Serving large files with Tornado safely without blocking
We need to take care of two things while serving large files using Tornado:
- It should not eat up the RAM
- It should not block the server
To do that, we'll have to read and send the files in chunks. What that means is we'll read a few megabytes and send them, then read the next few megabytes and send them and we'll keep doing that until we've read and sent the whole file.
Before moving on, I think it should go without saying that Tornado isn't recommended to serve large data. A specialized server, like Nginx, for this purpose should always be preferred when possible.

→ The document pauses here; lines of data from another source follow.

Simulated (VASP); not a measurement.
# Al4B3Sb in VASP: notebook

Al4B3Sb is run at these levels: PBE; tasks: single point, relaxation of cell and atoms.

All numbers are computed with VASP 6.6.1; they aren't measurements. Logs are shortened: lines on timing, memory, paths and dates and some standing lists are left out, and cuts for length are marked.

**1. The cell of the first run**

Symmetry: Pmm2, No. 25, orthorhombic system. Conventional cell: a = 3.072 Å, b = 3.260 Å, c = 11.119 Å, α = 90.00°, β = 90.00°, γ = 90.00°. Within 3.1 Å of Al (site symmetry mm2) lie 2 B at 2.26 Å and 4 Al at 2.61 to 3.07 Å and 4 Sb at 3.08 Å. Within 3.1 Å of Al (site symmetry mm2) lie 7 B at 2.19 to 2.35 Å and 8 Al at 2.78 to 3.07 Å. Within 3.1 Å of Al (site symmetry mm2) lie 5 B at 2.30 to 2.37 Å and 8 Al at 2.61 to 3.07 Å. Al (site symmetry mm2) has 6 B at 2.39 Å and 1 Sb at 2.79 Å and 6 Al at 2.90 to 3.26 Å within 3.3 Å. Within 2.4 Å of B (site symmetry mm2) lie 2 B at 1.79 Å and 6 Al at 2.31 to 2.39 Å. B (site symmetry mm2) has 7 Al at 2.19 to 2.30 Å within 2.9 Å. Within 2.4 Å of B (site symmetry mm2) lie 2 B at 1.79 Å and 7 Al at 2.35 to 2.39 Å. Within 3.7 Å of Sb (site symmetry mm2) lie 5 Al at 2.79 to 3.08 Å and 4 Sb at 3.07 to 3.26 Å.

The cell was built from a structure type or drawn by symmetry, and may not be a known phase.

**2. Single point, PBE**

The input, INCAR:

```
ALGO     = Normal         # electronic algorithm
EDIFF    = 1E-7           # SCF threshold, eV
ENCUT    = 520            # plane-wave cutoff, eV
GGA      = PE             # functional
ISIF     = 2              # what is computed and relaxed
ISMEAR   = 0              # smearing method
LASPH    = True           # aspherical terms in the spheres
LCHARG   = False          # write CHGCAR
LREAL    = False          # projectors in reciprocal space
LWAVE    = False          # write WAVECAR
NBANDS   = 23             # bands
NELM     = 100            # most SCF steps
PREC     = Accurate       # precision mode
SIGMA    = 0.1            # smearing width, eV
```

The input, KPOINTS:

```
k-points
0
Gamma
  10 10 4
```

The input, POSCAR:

Serving the files safely so it doesn't eat up the RAM¶
We'll read the files in chunks, then write the chunk to the response, and flush it to the network socket.
Reading in chunks and flushing the data to network will ensure that we don't run out of RAM.
Here's a code example:
from tornado import web, iostream
class DownloadHandler(web.RequestHandler):
async def get(self, filename):
# chunk size to read
chunk_size = 1024 * 1024 * 1 # 1 MiB
with open(filename, 'rb') as f:
while True:
chunk = f.read(chunk_size)
if not chunk:
break
try:
self.write(chunk) # write the chunk to response
await self.flush() # send the chunk to client
except iostream.StreamClosedError:
# this means the client has closed the connection
# so break the loop
break
finally:
# deleting the chunk is very important because
# if many clients are downloading files at the
# same time, the chunks in memory will keep
# increasing and will eat up the RAM
del chunk
Preventing our server from blocking¶
When we await self.flush()
,
Tornado writes the current data to the network socket.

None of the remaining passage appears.